Meteorological forecasting [1] is a vital and long-standing discipline aimed at accurately predicting future weather changes. It helps researchers make informed decisions to reduce the economic losses and casualties caused by natural disasters. In the past, meteorologists often predicted weather conditions by observing meteorological changes and summarizing relevant patterns, heavily relying on personal experience and knowledge. With the advancement of technology, modern weather forecasting methods mainly use numerical weather prediction (NWP) models [2,3,4] and machine learning models [5,6,7], which are able to reveal meteorological patterns from data and make accurate predictions, and have achieved remarkable results in agriculture, transportation, aerospace, and other fields.

Numerical weather prediction models are based on atmospheric dynamics theory and numerical calculations [8], which can analyze the atmospheric system [9] and provide rich forecast results of meteorological parameters, such as surface temperature [10], humidity, and precipitation. However, NWP models have high requirements for the accuracy of initial and boundary conditions and may not perform well in special situations such as complex terrain and oceans. Additionally, they require substantial computing resources and observational data support, making them computationally expensive. Deep learning models, on the other hand, are machine learning methods based on artificial neural networks. By training on large amounts of historical meteorological data, they can extract features from the data to achieve prediction. Deep learning models possess strong data processing and feature extraction capabilities [11], and have certain adaptive capabilities, allowing them to adapt to different meteorological phenomena and regional characteristics.
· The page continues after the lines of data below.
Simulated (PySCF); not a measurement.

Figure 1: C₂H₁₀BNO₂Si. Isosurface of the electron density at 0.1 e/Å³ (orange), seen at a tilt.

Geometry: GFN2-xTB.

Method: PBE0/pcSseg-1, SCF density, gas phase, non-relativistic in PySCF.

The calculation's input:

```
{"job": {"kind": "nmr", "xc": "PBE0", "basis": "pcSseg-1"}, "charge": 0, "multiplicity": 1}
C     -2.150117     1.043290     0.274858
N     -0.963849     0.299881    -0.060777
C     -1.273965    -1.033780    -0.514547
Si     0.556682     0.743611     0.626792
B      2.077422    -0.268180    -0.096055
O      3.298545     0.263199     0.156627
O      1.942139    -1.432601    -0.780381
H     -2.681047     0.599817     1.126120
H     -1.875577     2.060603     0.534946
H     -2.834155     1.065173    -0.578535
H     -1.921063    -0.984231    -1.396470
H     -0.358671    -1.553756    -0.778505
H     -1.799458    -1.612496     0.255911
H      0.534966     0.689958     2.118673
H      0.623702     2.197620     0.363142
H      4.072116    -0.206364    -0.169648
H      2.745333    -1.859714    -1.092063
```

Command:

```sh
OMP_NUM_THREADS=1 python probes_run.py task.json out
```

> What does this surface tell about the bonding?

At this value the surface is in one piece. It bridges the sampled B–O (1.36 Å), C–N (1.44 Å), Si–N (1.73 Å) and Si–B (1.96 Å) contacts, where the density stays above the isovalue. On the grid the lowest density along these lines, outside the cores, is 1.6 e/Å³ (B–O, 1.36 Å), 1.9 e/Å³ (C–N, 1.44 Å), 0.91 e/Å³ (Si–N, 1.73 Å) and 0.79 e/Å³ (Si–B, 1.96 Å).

Since weather forecasting tasks are similar to spatiotemporal sequence prediction tasks [12,13,14], most existing research approaches use deep learning methods to perform weather forecasting [15,16]. For example, ConvLSTM [17] proposed by Shi can be applied to radar echo extrapolation maps [18] for precipitation forecasting [19]; E3D-LSTM [20] proposed by Wang et al. has shown promising results in video prediction [21] and action recognition [22]; and recent advanced spatiotemporal prediction models, such as UniFormer [23], PredRNN-v2 [24], and SimVP-v2 [25], have performed well on spatiotemporal prediction datasets like the traffic prediction dataset (TaxiBJ) [26], the human behavior recognition dataset (KTH) [27], and the moving digit prediction dataset (Moving-MNIST) [28]. However, when we applied the above spatiotemporal prediction models to weather forecasting, we found that they performed poorly on common meteorological variables (such as temperature, wind speed, and relative humidity) or only performed well on a few variables. To address this issue, we conducted in-depth research and found that general spatiotemporal series data (such as Moving-MNIST and KTH) are usually two-dimensional image sequences. Although there are spatiotemporal changes, they only contain simple features such as pixel values or color channels, and the changes are relatively simple. In contrast, meteorological data usually include variables in multiple dimensions, such as temperature, pressure, humidity, and wind speed, which are highly variable over time and involve complicated physics interplay. Therefore, considering the multidimensionality and complexity of meteorological data, we should pay further attention to its internal spatiotemporal characteristics.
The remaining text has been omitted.